Bennelong Papers

Cut, Paste and Presto! That’s an ‘interview’

Rick Feneley claims: “Three of the 25 men – Uncle Cecil, Uncle Manuel and Uncle Richard, as they like to be known – have told their stories to Fairfax Media.” This is misleading, to say the least. A good deal of the Fairfax text about Cecil Bowden has simply been cut and pasted from the website of the Kinchela Boys Home, without acknowledging it as the source.

Here is a sample of Feneley’s text about Cecil Bowden. He is talking about an incident where one of the boys made a footprint in the wet concrete of a new floor:

“When the manager saw it, he went crazy … Well, he made all of us go and put our foot over the imprint and see which one it fitted. It fitted mine, and it probably fitted about five or six other blokes too. … He just didn’t like me and I got the blame … Then he made me strip and started flogging me with the cane … All I could do was put one hand over my groin and one over my face to protect myself and just let him flog me. And the thing is, I refused to cry because I didn’t want to give that man the satisfaction. After he got tired of flogging me with the cane …”

And here is the text of the website:

“When the manager saw it he went crazy. So he lined all the boys up and wanted to know who put their footprint in the concrete. It would’ve fitted half a dozen blokes. It fitted mine. Because he didn’t like me I got the blame and I was stripped and flogged with a cane … And all I could do was put one hand on my groin, the other hand on my face, to protect myself. And I refused to cry, you know, because I didn’t want to let that man know he was getting over us, getting the better of me. And, you know, I don’t know how long the — the flogging lasted, but I was black and blue all over. He got sick of hitting me.”

Here is another quote from what Feneley claims to have come from his interview about how Bowden was reconciled with his father:

“A bloke said to me, ‘You ought to get back to Cowra and see your old man.’ I said, ‘What are you talking about, you bastard?’ – because they constantly told us in the home that the reason we were in those homes was that we had no parents.”

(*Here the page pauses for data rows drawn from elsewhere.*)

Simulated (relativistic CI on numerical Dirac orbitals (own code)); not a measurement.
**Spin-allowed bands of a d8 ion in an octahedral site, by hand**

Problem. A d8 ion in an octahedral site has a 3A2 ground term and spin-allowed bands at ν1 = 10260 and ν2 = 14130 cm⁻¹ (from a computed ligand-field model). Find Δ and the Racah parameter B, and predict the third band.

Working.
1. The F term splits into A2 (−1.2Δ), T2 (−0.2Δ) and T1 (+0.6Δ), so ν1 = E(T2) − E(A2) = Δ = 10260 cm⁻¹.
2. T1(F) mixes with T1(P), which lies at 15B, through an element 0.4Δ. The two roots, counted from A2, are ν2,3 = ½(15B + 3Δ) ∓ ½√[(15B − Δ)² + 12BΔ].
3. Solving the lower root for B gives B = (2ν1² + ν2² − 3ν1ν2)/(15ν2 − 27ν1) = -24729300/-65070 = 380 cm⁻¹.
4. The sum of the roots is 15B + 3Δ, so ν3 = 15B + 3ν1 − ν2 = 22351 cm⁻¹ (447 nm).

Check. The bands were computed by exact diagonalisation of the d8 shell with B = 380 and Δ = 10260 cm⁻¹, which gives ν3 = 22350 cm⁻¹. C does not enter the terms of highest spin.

And here is the text of the website:

“I ran into a bloke here, here in Redfern, he said ‘Hey, you want to get to Cowra and see your old man?’ I said ‘What are you talking about?’ He said ‘Your old man’s in Cowra.’ You see they constantly told us the reason we were in those homes is we had no parents.”

There was a time when journalists would regard cutting and pasting a text from another source without identifying that source as unprofessional. A former night editor of the Sydney Morning Herald, Feneley should have known this.

Sadly, standards at Fairfax are not what they were.